The U.S. government operates on a system of checks and balances. Three branches of government – the Legislative, the Executive, and the Judicial – are bestowed with individual powers which they jealously guard from each other. The Judicial Branch, headed by the Supreme Court of the United States, determines the constitutionality of executive and legislative acts through its power of judicial review. However, unlike the other two branches, the power of judicial review was not expressly given to the judicial branch and it’s Supreme Court by the Constitution. Instead, the Supreme Court brilliantly gave itself this power in the landmark case of Marbury v. Madison without the other branches even making a fuss.

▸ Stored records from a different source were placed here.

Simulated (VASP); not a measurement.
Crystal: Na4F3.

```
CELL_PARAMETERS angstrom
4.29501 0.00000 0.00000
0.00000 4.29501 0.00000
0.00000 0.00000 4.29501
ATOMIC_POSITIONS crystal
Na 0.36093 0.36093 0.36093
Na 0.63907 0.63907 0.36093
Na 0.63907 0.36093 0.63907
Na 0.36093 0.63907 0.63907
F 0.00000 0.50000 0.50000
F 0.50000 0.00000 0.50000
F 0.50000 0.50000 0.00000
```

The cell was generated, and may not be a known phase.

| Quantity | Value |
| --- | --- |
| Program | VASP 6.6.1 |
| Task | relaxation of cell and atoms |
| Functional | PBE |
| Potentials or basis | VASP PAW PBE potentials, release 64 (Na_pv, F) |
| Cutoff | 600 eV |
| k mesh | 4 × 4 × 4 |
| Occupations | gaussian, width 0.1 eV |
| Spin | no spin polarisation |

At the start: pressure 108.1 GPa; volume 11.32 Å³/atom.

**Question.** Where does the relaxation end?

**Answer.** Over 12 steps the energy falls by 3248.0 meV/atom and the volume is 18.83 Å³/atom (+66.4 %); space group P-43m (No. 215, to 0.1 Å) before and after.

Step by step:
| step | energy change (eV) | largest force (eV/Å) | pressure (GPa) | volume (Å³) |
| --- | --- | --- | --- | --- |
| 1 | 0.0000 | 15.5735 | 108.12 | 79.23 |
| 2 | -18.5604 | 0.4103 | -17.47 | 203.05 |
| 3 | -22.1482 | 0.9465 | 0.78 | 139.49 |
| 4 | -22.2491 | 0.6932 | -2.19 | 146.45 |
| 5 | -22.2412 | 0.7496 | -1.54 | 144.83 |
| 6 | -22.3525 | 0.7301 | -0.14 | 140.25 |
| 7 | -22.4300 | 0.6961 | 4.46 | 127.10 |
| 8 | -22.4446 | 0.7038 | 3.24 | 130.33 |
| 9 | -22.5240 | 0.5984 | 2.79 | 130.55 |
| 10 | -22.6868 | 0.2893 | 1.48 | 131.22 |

Shortly after independence from Great Britain, the Supreme Court did not hold much power. As mentioned, the Constitution did not enumerate the powers of the Court; it only said there was to be an independent Supreme Court with all other inferior courts below it. Thus, in the early days, justices were unsure of the reach of their powers. This resulted in the Court lagging behind the other two branches. The Court was so without power, that unlike today, its justices were eager to leave its bench. For example, George Washington’s first Chief Justice, John Jay, left the Court to be governor of New York. When asked to return to the Court by Washington, Jay refused.
Unlike the Court, the rest of America kept moving. By the time President Washington stepped down in 1797, America had formed her first political parties, the Federalists and the Democratic-Republicans. With the temptation to shape this new country, partisanship heightened. Federalists, headed by John Adams and Alexander Hamilton, first took power. They used the Presidency to appoint federal judges. One such judge was John Marshall, who became Chief Justice of the Court in 1801. Marshall would prove instrumental in not only Marbury v. Madison, but also the defining of the Supreme Court.
Some context to Marbury v. Madison is important. The election of 1800 took power from the Federalists and gave it to the Thomas Jefferson and his Democratic-Republican Party. They swept into the Executive and Legislative branches, but could do little to expel the Federalists from the Judicial Branch. Federal judges are appointed, not elected. To allow his party to maintain as much power as possible despite losing the election, John Adams knew he must take action. In the late hours of his presidency, he began electing even more judges. Literally in the last day of his presidency, John Adams signed many judicial commissions, stuffed them into envelopes, and attempted to deliver them. Upon delivery and acceptance the recipient could become a judge. However, the hour ran late and the envelopes could not all be delivered.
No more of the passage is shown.